Why are the normal equations $X_c(X_c'X_c)^{-1}X_c^Ty$ for centered OLS?

Question

I'm working through a centered OLS problem.

If $X$ has an intercept column, $y = X\beta + \epsilon \Rightarrow y = X_c\beta_c + \gamma_0 + \epsilon$ where $X_c$ is the centered design matrix.

My question is twofold:

Why is it true that $\hat{\gamma_0}=\bar{y}$ and why are the normal equations $(X_c'X_c)\hat{\beta_c}=X_c^Ty$ instead of $(X_c'X_c)\hat{\beta_c}=X_c^T(y-\bar{y})$ for centered OLS?

I would think that if $y-\bar{y} = X_c\beta_c + \epsilon$ were our model (assuming $\hat{\gamma_0}=\bar{y}$), then we have that $X_c'X_c \hat{\beta_c} = X_c'(y-\bar{y})$ as our normal equations.

Where am I going wrong?

Answer 1

$\hat{\gamma}_0$ and $\hat{\beta}_c$ are the minimizers of a single optimization problem. If we knew $\hat{\beta}_c$, then $\hat{\gamma}_0$ would be the minimizer of $\gamma \mapsto \|y - X_c \hat{\beta}_c - \gamma\vec{1}\|^2$, which is $\frac{1}{n}\sum_i (y_i - (X_c \hat{\beta}_c)_i)$. But since $X_c$ is centered, this is simply $\bar{y}$. (Note that we did not even need to compute $\hat{\beta}_c$.)

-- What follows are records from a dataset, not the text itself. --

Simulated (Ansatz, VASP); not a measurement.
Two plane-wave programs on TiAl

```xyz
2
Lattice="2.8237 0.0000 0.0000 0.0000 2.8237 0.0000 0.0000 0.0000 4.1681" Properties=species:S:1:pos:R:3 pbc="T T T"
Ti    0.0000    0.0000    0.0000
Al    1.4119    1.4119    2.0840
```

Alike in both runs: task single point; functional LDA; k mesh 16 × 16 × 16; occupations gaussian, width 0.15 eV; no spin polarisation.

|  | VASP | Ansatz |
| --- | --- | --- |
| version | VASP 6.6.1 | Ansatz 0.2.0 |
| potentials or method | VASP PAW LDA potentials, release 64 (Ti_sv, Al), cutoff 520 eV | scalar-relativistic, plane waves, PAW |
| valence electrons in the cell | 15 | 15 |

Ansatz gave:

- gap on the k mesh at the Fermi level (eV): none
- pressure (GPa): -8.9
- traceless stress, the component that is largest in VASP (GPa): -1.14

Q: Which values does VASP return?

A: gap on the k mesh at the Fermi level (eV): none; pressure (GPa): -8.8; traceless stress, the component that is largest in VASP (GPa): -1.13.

Similarly, if we knew $\hat{\gamma}_0$ then $\hat{\beta}_c$ would be the minimizer of $\beta \mapsto \|y - \hat{\gamma}_0 \vec{1} - X_c \beta\|^2$ which would satisfy the normal equation $X_c^\top (y - \hat{\gamma}_0 \vec{1}) = X_c^\top X_c \beta$. But since $X_c$ is centered, this is $X_c^\top y = X_c^\top X_c \beta$.

---

Note that the results show that the coefficients are simply obtained by performing least squares with respect to $X_c$ and least squares with respect to $\vec{1}$ separately. This is possible because $\text{colspace}(X_c)$ and $\vec{1}$ are orthogonal. (Think about how one projects a vector $y$ onto a span of orthogonal vectors.)